What you'll learn
- How to reposition your LinkedIn profile from resume to client landing page
- What content attracts buyers rather than just followers
- How to identify buying signals and run warm outreach without being spammy
- A cold outreach framework that opens conversations rather than closing doors
- How to run discovery calls and convert conversations into paid engagements
Before you write a single message or piece of content, your profile must be configured to convert visitors into leads. Most professionals treat their LinkedIn profile as a CV. Clients do not hire CVs — they hire people who demonstrably solve their specific problem.
Profile as a client landing page, not a resume
When a potential client visits your profile, they are asking one question: 'Can this person solve my problem?' A resume answers a different question: 'What has this person done?' Restructuring your profile to answer the client's question — with a clear value proposition, evidence of results, and a visible path to working with you — is the single highest-leverage profile change you can make. The About section, headline, and featured section are your three conversion surfaces.
Tactic
Rewrite your About section in three sections: (1) who you help and what problem you solve in the first two lines, (2) how you solve it and what makes your approach distinct in the middle, (3) a clear call to action with a specific next step (DM you, book a call via a Calendly link, email you) in the final line. The reader should know within 10 seconds whether you are relevant to their situation.
Avoid
Remove all backward-looking language from your headline and About section. 'Former VP at X' and 'Over 15 years of experience' are resume signals, not client-attraction signals. Replace them with outcome language that describes what you do for clients now.

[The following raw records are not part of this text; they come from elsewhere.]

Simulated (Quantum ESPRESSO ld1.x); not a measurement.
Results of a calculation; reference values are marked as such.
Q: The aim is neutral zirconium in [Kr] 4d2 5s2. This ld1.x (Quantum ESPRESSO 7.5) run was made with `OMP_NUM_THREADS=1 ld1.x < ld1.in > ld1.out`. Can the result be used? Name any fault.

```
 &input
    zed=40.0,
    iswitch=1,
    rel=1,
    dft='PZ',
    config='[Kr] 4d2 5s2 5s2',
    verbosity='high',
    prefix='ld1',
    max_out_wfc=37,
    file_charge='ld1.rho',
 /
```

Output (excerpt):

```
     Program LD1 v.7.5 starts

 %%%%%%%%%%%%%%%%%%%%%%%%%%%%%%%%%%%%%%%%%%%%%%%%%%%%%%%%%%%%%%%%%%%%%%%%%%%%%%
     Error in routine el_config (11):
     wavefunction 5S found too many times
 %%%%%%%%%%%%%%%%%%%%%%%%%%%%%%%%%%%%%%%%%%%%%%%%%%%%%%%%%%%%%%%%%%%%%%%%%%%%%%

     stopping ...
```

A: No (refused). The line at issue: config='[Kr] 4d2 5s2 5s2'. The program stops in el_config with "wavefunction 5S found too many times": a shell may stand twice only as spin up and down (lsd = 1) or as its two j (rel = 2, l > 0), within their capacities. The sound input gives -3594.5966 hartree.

Clear offer statement in headline and About
Your LinkedIn headline appears everywhere: search results, post comments, connection requests, DMs, and notifications. It is the most-read piece of text on your profile and the first filter a potential client applies to you. A vague headline like 'Leadership Coach | Speaker | Consultant' tells a buyer nothing. A specific headline like 'I help Series A SaaS founders build sales teams that close without discounting' tells a buyer exactly whether they need to keep reading.
Tactic
Use this headline structure: '[Outcome I deliver] for [specific audience] | [Mechanism or credential that makes it credible]'. Test your headline by asking: if someone with my target client's problem read this, would they immediately want to click my profile? If not, it is not specific enough. LinkedIn gives you 220 characters — use all of them.
Avoid
Avoid using your job title as your headline if you are positioning yourself as an independent service provider. Job titles communicate status within a company, not value to a buyer.
Social proof that speaks to clients, not employers
Recommendations and accomplishments on LinkedIn are typically written by colleagues and managers and framed for hiring decisions. Client-attracting social proof is different — it describes the transformation a client experienced, the specific result they achieved, and the context that makes it credible. One strong client testimonial placed in your Featured section converts better than ten generic professional recommendations.
Tactic
Ask your best 2-3 past clients to write a testimonial using this framework: 'Before working with [you], I was [problem]. After working together, [specific result] happened in [time frame]. The thing that made the biggest difference was [your specific approach].' Add these as documents or screenshots to your Featured section, not as standard LinkedIn recommendations which are buried.
Avoid
Do not use testimonials that describe your character or work ethic ('great to work with', 'always goes above and beyond') without specific results. Client buyers do not hire nice people — they hire people who get outcomes.
Case study content that demonstrates results
A case study post is the highest-conversion content type for client acquisition. It follows a simple arc: client had problem X, we applied approach Y, result was Z with measurable evidence. Case study content works because it answers exactly what a potential client is trying to evaluate: 'Have they done this for someone like me, and did it work?' Even a brief case study — 200-300 words, specific numbers, real context — dramatically outperforms generic expertise posts for generating inbound inquiries.
Tactic
Write one case study post per month minimum. Structure: 3-line setup describing the client situation (no identifying details if needed), 4-6 lines on the specific intervention or approach, 3-line result with numbers. End with one question: 'Dealing with something similar? Drop a comment or DM me.' Post this as a pinned featured post after publishing.
Avoid
Do not fabricate or exaggerate results in case studies. Experienced buyers will probe these claims in discovery calls and inconsistencies destroy trust immediately. Write only what you can defend in conversation.
Key takeaways
- 1
Your LinkedIn profile must function as a client landing page, not a resume — rewrite your headline, About section, and Featured section around client outcomes, not career history.
- 2
Client-attracting content speaks to buyer problems in their language, not to peers in your professional community. Audit your content for who is actually commenting — peers or buyers.
- 3
Warm outreach based on observable buying signals converts at 3-5x the rate of cold contact. Spend 20 minutes per week identifying signals before doing any outreach.
- 4
Discovery calls should be 70% listening, 30% explaining. Asking what success is worth reveals budget context without asking directly about budget.
- 5
Proposals sent within 24 hours of a call, in one page, using the client's own language, close significantly faster than multi-page proposals sent days later.